Postcard Memories is a weekly series of historic postcard views and photos submitted by Marcel Rousseau.

Some were previously published by the Orillia Museum of Art and History and in the book Postcard Memories Orillia.

This early 1940s photo of Mississaga Street East shows the RCA mascot, Nipper, sitting in the doorway of the Newton-Croxall Ltd. Furniture Store.

The original Nipper was a mutt from Bristol, England. Born in 1884, he was part Bull Terrier and part Fox Terrier. Francis Barraud, one of Nipper's human friends, painted a picture of the canine listening to a phonograph, ear cocked attentively.

Barraud shopped the painting around and eventually sold it to the Gramophone Company of London. The painting, named 'His Master's Voice,' graced the walls of the Gramophone Company and became their trademark.

Later, Emile Berliner, inventor of the disc gramophone, gained the rights to use it in the United States and Canada and the image became the trademark of the Victor Talking Machine Company and eventually RCA.
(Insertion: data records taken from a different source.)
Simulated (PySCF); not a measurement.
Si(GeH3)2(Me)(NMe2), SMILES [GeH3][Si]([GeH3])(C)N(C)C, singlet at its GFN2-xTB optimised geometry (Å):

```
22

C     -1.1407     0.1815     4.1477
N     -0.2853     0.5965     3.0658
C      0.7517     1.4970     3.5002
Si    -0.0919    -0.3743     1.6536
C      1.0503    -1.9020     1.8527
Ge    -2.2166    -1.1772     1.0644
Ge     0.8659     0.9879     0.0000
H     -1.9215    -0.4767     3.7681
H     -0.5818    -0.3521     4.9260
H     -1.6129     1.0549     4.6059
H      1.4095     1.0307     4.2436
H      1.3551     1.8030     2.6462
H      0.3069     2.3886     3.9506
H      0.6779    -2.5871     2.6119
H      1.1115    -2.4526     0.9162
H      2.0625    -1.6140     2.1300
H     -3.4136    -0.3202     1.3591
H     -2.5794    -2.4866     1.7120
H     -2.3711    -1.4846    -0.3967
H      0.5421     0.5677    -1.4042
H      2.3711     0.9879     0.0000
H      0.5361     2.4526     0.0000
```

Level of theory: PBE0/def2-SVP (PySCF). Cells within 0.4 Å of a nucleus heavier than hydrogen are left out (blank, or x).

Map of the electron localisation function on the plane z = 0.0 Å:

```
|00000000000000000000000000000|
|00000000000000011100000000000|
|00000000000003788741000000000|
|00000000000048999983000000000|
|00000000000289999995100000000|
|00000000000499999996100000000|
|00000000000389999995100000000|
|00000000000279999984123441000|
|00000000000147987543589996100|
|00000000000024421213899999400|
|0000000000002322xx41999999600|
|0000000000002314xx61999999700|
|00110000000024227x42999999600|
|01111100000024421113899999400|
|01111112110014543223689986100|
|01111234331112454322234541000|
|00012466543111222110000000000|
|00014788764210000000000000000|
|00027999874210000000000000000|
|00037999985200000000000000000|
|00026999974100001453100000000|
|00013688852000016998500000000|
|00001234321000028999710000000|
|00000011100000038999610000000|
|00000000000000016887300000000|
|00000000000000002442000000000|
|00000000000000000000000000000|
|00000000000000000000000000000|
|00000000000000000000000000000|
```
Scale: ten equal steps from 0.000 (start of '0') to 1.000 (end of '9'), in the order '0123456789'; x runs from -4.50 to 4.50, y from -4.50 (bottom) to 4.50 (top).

At the rear of the Newton-Croxall store was Bryson’s Bread with an entrance off the rear alley. A few years later the furniture store became Anderson Furniture and at the rear, Trent Valley Bakery. It is now the location of Mariposa Market.

Next door at 115 Mississaga St. E. was Horace Page Billiards, later Bob White's Billiards, then the Star Café, later the Shangri-La Gardens at No. 119, Olympia Billiards at No. 121 and Strathman Clothing at No. 127.